Brazil up on rate rise expectations, Selic increased after market close

By Reshmi Basu and Paul A. Harris

New York, Sept. 15 - Brazilian bonds rose Wednesday as the local market priced in a rate hike by the central bank - a forecast that proved correct.

For the day, the Brazil C bond added 0.125 to 98.375 bid while the bond due 2040 was up 0.20 to 109.30 bid.

After the market closed Wednesday, the bank raised its benchmark lending rate to 16¼% in a move intended to stave off rising inflation.

The board voted 5 to 3 for the hike, with dissenting members calling for an even bigger increase of 50 basis points.

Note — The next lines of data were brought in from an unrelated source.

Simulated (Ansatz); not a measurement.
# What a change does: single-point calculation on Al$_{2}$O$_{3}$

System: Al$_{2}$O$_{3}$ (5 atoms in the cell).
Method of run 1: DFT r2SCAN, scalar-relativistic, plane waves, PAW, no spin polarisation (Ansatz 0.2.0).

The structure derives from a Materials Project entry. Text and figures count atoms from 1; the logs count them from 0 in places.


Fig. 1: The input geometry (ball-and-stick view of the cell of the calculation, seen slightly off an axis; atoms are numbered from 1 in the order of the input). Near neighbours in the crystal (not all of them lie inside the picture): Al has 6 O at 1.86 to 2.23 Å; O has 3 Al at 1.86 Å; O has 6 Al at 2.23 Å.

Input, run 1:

"The [Brazil] market had quite a strong day yesterday [Tuesday]. Also the equity market was higher. The locals support an interest increase of 25 to 50 basis points," said a Latin American debt strategist at Refco EM ahead of the bank action.

And Latin America in general is following the direction of Brazil, said the Refco strategist.

"You had a little bit of activity in Venezuela due to oil prices." Colombia, Ecuador and to an extent Mexico performed well, he added.

Looking ahead, the market will experience some short-term volatility in response to increases in U.S. interest rates, according to the strategist.

"That could put some pressure on prices in emerging markets. Over the medium and long term, I think the fundamentals of the countries - in this case, the ones related to oil production - have improved.

"They have shown that balance of payments are positive. They are showing surpluses," he added.

"Reserves are also getting higher, so it's a positive environment for emerging markets."

Too much supply?

Meanwhile some investors are wondering if the current levels of emerging markets debt are at risk with so much impending issuances in the pipeline.

The market initially was softer last week as new paper came in from the Philippines, Brazil and Petrobras.

The pace of new deals has continued this week, with issuers including El Salvador with $286 million and Colombia and Telekom Malaysia with $500 million each.

But the market appeared to have quickly shrugged off any supply concerns, according to a sell-side source.

"We're running into a period where we have a fairly large calendar of coupon payments coming up, both principal and interest," said the source.

"And that's going to put a lot of cash into investors' hands.

"Brazil has the biggest payments in October. April and October are always a big month for Brazilian payments and you have others as well.

"So there's a lot of cash coming from that standpoint."

Furthermore, there are investment inflows coming in from different mandates, according to the source.

"So I think the sense is that as long as the market backdrop stays constructive, that it's going to be okay."

And the source added that new Asian securities do little to over-saturate the market.

"Names like China and Korea are pretty much on the periphery in our market," noted the source. "It's not central to the emerging markets. I mean Korea is not even in the EMBI.

"Obviously it cuts across a lot of different investor groups," said the source. And the impact of Asian deals is far less than other issuances.

"If a Korean deal came and did poorly for whatever reason you wouldn't nearly have the impact on the market that Brazil deal would have," concluded the source.

Russian paper not impacted by Putin's orders

In general, Russian paper has not been impacted by the sweeping changes to the political system ordered by president Vladimir Putin, which give more power to the Kremlin.

"It's a pretty core issue. Anyone who has been watching Russia should not be entirely surprised by it," said the sell-side source.

"But people pay more attention to the fact that the shareowner thing at Gazprom was being liberalized.

"If oil prices were at $20, I guess people would be a lot more worried about it than they are with oil prices at $45," added the source.

However, for the day, the Russian bond due 2030 was slightly down 0.063 to 96.062 bid.

Reg S deals popualr

The emerging market pipeline is robust with the deals from Asia and Eastern Europe. The catch is that many of them are formatted as Regulation S, which sidelines a significant proportion of investors.

"It's just a lot of those issuers don't naturally have their Rule 144A disclosure," added the sell-side source. "There is a different level of disclosure that you do for Reg. S versus 144A.

"The 144A is more rigorous. It takes longer and it's more expensive.

"So issuers just say that if my needs are limited enough, I can meet them with offshore demand.

"I don't need to go through that extra expense, time and trouble of 144A."